The government is finally open these days, but the question everyone is asking now is “for how long?”

When I think about another potential shutdown, I am reminded of the many lives affected—those hundreds of thousands of souls whose jobs would again be furloughed and, also, the many more others who rely on the important work done by these individuals.

Not long ago, it would have been nearly impossible to predict the broad effects of a shutdown, but today, with the help of Geographic Information Systems or GIS, we can pointedly identify—even down to a person—who will be impacted.

GIS is a sub-field of geography, or to be precise, an interdisciplinary field between geography and computer science, which can be used to untangle any problem that has a spatial aspect. Using it, we could, for example, map out how many Foodshare recipients live at the state and county level, and even which neighborhoods they live. This would assist local governments and non-profits in targeting those in need of food assistance during a shutdown.

A couple years into my teaching career at Carthage, I started and since then have been incorporating increasingly more service learning projects in my GIS classes. The idea is to give students direct experience with skills they are studying in the curriculum and with ongoing efforts to analyze and solve problems in the community.

A key element in these projects is the opportunity students have to both apply what they are learning in real-world settings and reflect in a classroom setting on their service experiences.

During this process, it is important to help them think bigger than themselves, in the liberal arts tradition, and appreciate the challenging and exciting moments of solving a real-world problem.

In the last year alone, using GIS, my classes have mapped out the “food desert” in Kenosha and recommended high-priority areas for new grocery stores; worked with the Kenosha County Health Department to map locations of safe and unsafe wells from field testing data and run spatial correlations with elevation and soil types; partnered with the United Way Kenosha County to map potential businesses and retiree volunteers for a third-grade reading program for four area schools; and worked with United Way Racine County, to solve walking “school bus” routes for adult volunteers to pick up students on their way to Knapp Elementary School in Racine.

Working with GIS in the classroom is not only good for the community; it’s good for Carthage—which is committed to continued collaboration with community partners—and for our students who receive a pragmatic, progressive learning experience while meeting societal needs.

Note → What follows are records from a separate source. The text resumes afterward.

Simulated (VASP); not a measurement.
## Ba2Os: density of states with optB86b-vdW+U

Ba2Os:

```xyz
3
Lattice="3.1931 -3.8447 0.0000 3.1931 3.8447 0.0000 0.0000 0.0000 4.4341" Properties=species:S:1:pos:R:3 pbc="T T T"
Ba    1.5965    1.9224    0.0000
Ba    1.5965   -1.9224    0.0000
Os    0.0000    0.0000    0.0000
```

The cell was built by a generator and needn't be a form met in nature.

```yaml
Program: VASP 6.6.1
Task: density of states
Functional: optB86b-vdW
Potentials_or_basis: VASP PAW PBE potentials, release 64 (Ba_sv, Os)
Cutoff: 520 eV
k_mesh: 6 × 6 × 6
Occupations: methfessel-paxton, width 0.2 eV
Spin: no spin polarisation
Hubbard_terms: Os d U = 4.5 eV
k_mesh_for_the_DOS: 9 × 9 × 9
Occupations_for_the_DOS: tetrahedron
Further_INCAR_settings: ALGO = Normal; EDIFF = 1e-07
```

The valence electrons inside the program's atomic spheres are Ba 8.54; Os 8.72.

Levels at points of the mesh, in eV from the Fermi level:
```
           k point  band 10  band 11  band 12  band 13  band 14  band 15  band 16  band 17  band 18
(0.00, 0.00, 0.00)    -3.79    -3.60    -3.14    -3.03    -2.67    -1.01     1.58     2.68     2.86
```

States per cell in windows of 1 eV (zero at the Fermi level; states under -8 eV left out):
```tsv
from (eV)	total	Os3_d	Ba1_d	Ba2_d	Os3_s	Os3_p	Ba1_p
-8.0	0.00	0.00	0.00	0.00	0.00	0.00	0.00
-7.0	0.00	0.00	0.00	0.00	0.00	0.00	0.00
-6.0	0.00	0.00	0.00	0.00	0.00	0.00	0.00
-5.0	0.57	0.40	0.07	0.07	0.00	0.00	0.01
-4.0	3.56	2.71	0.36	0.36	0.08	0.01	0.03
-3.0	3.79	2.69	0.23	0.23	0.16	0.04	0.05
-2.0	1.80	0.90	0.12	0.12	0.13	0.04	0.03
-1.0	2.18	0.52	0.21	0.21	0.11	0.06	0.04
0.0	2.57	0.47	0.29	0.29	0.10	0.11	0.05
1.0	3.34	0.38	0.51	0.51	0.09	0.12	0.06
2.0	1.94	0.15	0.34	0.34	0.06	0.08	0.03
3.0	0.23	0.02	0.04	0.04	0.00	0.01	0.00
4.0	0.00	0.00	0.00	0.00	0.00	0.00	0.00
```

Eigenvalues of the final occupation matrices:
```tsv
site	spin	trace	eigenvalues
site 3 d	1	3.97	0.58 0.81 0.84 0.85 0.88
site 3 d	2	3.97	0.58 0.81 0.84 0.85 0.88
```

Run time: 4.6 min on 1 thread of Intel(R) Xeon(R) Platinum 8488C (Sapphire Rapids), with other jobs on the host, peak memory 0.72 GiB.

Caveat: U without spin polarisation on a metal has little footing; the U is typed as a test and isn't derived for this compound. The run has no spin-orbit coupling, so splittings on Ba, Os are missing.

Other complex current events in the news that could be analyzed and better understood using GIS include gerrymandering (redrawing congressional districts to favor one party over another), international immigration, voting at varying levels of geography, spatial-temporal dimensions of climate change, areas to be impacted as a result of US-China trade deal, and even the countries of birth/citizenship and primary training for top Australia Open tennis players.

As I put the finishing touches on my GIS courses for the spring semester, I happily anticipate continued partnerships with the people and organizations of Kenosha and Racine counties to build a stronger community, together.

Wenjie Sun is an associate professor of geospatial science, computer science and Asian studies at Carthage College.